Four projects receive NEH grants

(December 13, 2018)

Four local projects are getting funding from the National Endowment for the Humanities.

According to a release, NEH is giving a total of $14.8 million to 253 project across the country to support digital projects for the public, the preservation of collections at small institutions and humanities initiatives on college campuses.

Another $47.5 million was awarded to fund 55 state humanities council partners.

"From cutting-edge digital projects to the painstaking practice of traditional scholarly research, these new NEH grants represent the humanities at its most vital and creative," said NEH Chairman Jon Parrish Peede. "These projects will shed light on age-old questions, safeguard our cultural heritage, and expand educational opportunities in classrooms nationwide."

Projects getting funding through these grants include developing computer-based techniques to read the lost scrolls of the library at Herculaneum that were carbonized during the 79 CE eruption of Mount Vesuvius, designing a virtual-reality game to let users explore ancient Pueblo sites at Mesa Verde, and a multimedia recreation of a 1960 Martin Luther King, Jr. speech.

Locally, three projects at the University of Virginia and one at Montpelier are getting funding.

One of the UVA projects explores the Greensboro Massacre on 1979 in Greensboro, North Carolina involving the deaths of five labor and racial justice organizers and the subsequent trials of the Ku Klux Klansmen and Neo-Nazi who shot them.

Another is working on a study of how U.S. technology companies and the Chinese government are changing global relationships between individuals, governments and markets, specifically controlling data.

The third UVA project is preparing a digital publication of Bernard Narokobi's "History of Wautogik Village" Manuscript.

The Montpelier Foundation is working on an online collections platform to aggregate four collections held by James Madison's Montpelier.

There will be a three-day workshop of digital cultural heritage professions, scholars in American history and culture, and descendants of Montpelier's enslaved families as part of this.

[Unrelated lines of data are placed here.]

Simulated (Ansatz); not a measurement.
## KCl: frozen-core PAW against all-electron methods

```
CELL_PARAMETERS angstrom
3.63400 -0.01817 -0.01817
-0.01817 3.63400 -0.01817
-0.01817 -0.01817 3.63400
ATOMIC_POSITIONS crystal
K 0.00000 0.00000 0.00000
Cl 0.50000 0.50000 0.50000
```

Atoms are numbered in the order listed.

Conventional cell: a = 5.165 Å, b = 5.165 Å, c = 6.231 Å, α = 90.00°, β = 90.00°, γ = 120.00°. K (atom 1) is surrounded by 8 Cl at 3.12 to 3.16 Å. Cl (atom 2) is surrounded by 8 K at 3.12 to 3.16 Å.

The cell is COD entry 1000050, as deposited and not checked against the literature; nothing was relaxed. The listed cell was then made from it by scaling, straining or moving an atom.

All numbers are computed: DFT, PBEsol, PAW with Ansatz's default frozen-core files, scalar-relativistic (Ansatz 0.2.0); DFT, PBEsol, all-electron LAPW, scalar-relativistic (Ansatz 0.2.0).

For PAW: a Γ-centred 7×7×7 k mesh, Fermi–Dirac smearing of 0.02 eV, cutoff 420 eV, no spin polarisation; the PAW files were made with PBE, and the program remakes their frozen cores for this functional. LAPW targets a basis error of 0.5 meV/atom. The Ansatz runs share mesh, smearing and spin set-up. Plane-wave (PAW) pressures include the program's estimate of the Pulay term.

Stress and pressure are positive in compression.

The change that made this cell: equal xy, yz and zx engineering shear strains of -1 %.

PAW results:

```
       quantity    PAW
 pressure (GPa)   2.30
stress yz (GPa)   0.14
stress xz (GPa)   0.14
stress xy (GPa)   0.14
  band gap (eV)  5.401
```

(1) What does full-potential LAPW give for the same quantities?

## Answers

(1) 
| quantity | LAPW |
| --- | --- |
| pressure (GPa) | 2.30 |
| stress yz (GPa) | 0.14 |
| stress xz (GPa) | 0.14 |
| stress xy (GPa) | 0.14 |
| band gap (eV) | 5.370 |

The release says these grant awards will also help document, preserve, and ensure access to materials of importance to the nations cultural heritage, from fragile artifacts and manuscripts to recordings on technologically obsolete media like phonographs.

Fellowships and Awards for Faculty support research by humanities scholars on various topics, including a social history of Edo, now Tokyo, based on handwritten letters from a woman who migrated there in 1839.